Power regulators, consumer organizations and industry experts have raised red flag over the viability of uniform tariff for low end consumers with monthly consumption up to 300 units in Mumbai. They have said it is against the competition envisaged in the Electricity Act 2003.
Besides, they also supported the observation made by the PricewaterhouseCoopers in its report submitted in July 2011 to Maharashtra Electricity Regulatory Commission (MERC) that the uniformity in tariff can be achieved if the enablers come into play or if the government supports the entire process via means of external support, if required.
They were reacting to the statement made on Tuesday by the chief minister Prithviraj Chavan and his deputy Ajit Pawar that distribution companies have been asked to prepare a road map to reduce tariff and ultimately bring in uniform level in tariff charged to consumers in Mumbai. There are four distribution utilities in Mumbai comprising Tata Power, Reliance Infrastructure, Brihanmumbai Electric Supply Transport and Maharahstra State Electricity Distribution Company.
VP Raja, former chairman, MERC told ”The entire intention of EA 2003 is to create competition in the power sector. Because of developments that have taken place in last few years at least in the Mumbai suburbs, the choice is now available for consumers to choose between Tata Power and Reliance Infrastructure as the service providers. Today by exercising the choice consumers can choose that company which gives them the cheapest power. Even though choice is not competition it is the first step for fostering competition. Under these circumstances, any step which bring in uniform tariff will be step against the principle of fostering competition.”
He however, said that Delhi story is not comparable to Mumbai. The distribution business is historically different. Shantanu Dixit, researcher, Prayas Energy Group shared Raja’s view saying that uniform tariff in Mumbai is against the basic tenants of competition in the power sector as the basic cost structure and consumer mix is different for different companies.

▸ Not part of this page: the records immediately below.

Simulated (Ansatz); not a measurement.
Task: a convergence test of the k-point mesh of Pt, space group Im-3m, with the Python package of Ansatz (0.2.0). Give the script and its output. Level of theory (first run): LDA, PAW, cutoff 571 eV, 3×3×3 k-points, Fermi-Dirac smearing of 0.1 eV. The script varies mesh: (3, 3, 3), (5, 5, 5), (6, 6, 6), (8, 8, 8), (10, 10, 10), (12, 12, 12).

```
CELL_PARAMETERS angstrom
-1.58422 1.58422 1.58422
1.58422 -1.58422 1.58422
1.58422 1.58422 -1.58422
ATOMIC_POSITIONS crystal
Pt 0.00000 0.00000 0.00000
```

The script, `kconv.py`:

”Moreover, such a move will hamper competition for efficiency improvements on part of discoms. Further, any tariff cut should happen based on appropriate improvements in planning and operational efficiency and cost reduction rather than burdening the state exchequer,” he noted. According to Dr. Ashok Harne, energy expert, the uniform tariff is difficult to achieve in Mumbai due to high skew in the end users and in power purchase. There should be clarity on whom the uniform tariff will be applicable.
”There are different end users right from commercial consumers to residential consumers consuming less than 300 units. The electricity consumption does not go by the rules of economics. There are some end users whose consumption is not proportional to the rise in power tariff,” he added.
Ashok Pendse, consumer representative on MERC argued that it is difficult to achieve the price parity in low end residential consumers unless and until skewed consumer mix is changed in Mumbai.
”The money has to come from top end or the government then only it is feasible. Ultimately, the decision of tariff is with the MERC and not with the government. The government can give subsidy and then only it can talk about reduction or subsidized tariff without this action of subsidy legally government does not have a role,” he viewed.